The theory was tested by Binding and Bowers [
34]; Bowers
et al. [
35]; and Bowers
et al. [
36] which showed that the absorption of light by CDOM in marine waters could be derived using a simple band ratio of R
rs and confirmed that the relationship between CDOM absorption and salinity was inversely related over the salinity range of 15–35 found in estuaries and adjoining coastal seas. Additionally, using a Sea-Viewing Wide Field-of View Sensor (SeaWiFS) image over Northern Europe, Binding and Bowers [
35] retrieved CDOM absorption values at 440 nm (
aCDOM440) to calculate and map the distribution of salinities from 16 to 34 along the coast and offshore areas of the Clyde Sea, Scotland. However, with a spatial resolution of 1.1 km, the SeaWiFS image was unable to view regions of lower salinity within adjoining lochs and estuaries. Bowers
et al. [
36] continued to explore the approach of using the linear relationship between
in situ aCDOM440 measurements and spectral band ratios to map surface salinities for the Conwy estuary in North Wales, Great Britain.
The bio-optical models presented here to estimate CDOM absorption and surface salinities were derived from several large datasets acquired by the USEPA during surveys of estuaries, coastal bays, and nearshore waters along the U.S. East and Gulf coasts from 1999 to 2012 (referenced by abbreviations found in
Table 1).
4. Discussion
In order to determine the absorption coefficients needed for developing the CDOM and salinity algorithms, water samples were collected in several estuaries by USEPA field programs and analyzed in laboratory settings according to published, standardized operating procedures. As a part of these protocols, water samples collected from the estuaries in this study were routinely filtered using 0.22 μm Millipore filters or Whatman GF/F 0.7 μm filters. The use of these different pore sizes has raised discussions concerning the comparability of absorption data from the sampled estuaries. A study by Ferrari and Tassan [
51] directly addressed any concerns by comparing the use of Whatman GF/F 0.7 μm and Millipore 0.22 μm filters for chlorophyll, particle, and absorption measurements. Their study found no statistical difference between these filter types and concluded that performance of both filters to be comparable.

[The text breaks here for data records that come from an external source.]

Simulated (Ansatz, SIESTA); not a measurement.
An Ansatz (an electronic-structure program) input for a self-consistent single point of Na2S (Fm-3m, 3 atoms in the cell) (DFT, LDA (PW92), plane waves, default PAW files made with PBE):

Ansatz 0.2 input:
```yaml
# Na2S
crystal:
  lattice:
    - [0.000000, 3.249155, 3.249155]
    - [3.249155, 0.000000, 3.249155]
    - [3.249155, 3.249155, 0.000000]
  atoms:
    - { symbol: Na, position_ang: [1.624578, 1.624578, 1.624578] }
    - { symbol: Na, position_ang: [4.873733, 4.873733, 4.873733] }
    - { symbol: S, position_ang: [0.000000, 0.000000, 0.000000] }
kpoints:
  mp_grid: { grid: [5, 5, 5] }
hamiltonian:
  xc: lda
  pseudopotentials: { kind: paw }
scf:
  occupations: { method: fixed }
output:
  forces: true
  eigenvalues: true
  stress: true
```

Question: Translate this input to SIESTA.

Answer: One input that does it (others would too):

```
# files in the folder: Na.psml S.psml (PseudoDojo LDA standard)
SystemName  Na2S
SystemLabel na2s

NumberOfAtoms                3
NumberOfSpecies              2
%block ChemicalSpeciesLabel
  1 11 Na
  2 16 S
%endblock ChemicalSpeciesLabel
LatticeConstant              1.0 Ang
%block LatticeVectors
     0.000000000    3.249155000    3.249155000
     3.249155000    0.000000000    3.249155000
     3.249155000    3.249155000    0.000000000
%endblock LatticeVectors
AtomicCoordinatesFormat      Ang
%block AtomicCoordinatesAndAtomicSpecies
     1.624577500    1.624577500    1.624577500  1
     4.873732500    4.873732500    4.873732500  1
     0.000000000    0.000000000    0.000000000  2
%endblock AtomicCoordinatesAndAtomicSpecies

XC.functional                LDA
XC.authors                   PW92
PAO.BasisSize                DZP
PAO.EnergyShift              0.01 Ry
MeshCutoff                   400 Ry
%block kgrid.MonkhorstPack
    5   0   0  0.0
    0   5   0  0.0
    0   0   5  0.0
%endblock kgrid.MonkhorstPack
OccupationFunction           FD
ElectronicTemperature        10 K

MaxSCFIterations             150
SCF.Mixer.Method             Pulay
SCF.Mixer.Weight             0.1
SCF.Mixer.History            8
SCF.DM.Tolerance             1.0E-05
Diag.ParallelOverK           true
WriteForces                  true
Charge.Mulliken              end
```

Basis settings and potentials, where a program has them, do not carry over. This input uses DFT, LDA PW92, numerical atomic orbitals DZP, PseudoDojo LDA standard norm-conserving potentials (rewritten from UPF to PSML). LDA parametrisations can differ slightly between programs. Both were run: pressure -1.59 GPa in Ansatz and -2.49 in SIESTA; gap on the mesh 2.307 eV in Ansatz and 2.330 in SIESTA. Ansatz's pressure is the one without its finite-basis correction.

We also investigated which wavelength was appropriate, either 412 or 440 nm, for estimating salinity from CDOM absorption in near coastal and estuarine waters along the US East and Gulf coasts. As presented earlier,
aCDOM440 was the wavelength of choice of several remote sensing studies in ocean and nearshore waters. This selection was supported by results obtained by the Ocean Physics Laboratory during the HyCODE 2000 experiment which showed that
aCDOM440 was the only property of the bio-optical and oceanographic parameters measured (e.g., chl
a concentration,
aCDOM440, total particle scattering and total light attenuation) along the New Jersey continental shelf that had a significant relationship with salinity (
R2 = 0.78; Coble
et al. [
4]). However, a search of the scientific literature has also revealed studies that indicated a high correlation existed between
in situ salinities and laboratory measured CDOM absorptions towards UV-blue wavelengths (e.g., 355, 400, 412 nm) in Chesapeake Bay, the Gulf of Mexico, Clyde Sea, and the East China Sea (Haltrin
et al. [
52]; Bowers
et al. [
33]; Ahn
et al. [
53]; D’Sa and DiMarco [
47]; Du
et al. [
54]; Tehrani
et al. [
27]; Bai
et al. [
55]). In this study,
aCDOM412 was chosen as the absorption wavelength for development of the salinity algorithm based on the strong statistical relationship between measured CDOM absorptions at 412 nm and measured salinities in the sampled estuaries. This selection is also appropriate because 412 nm which is one of the more commonly found wavelengths in ocean color satellite sensor data.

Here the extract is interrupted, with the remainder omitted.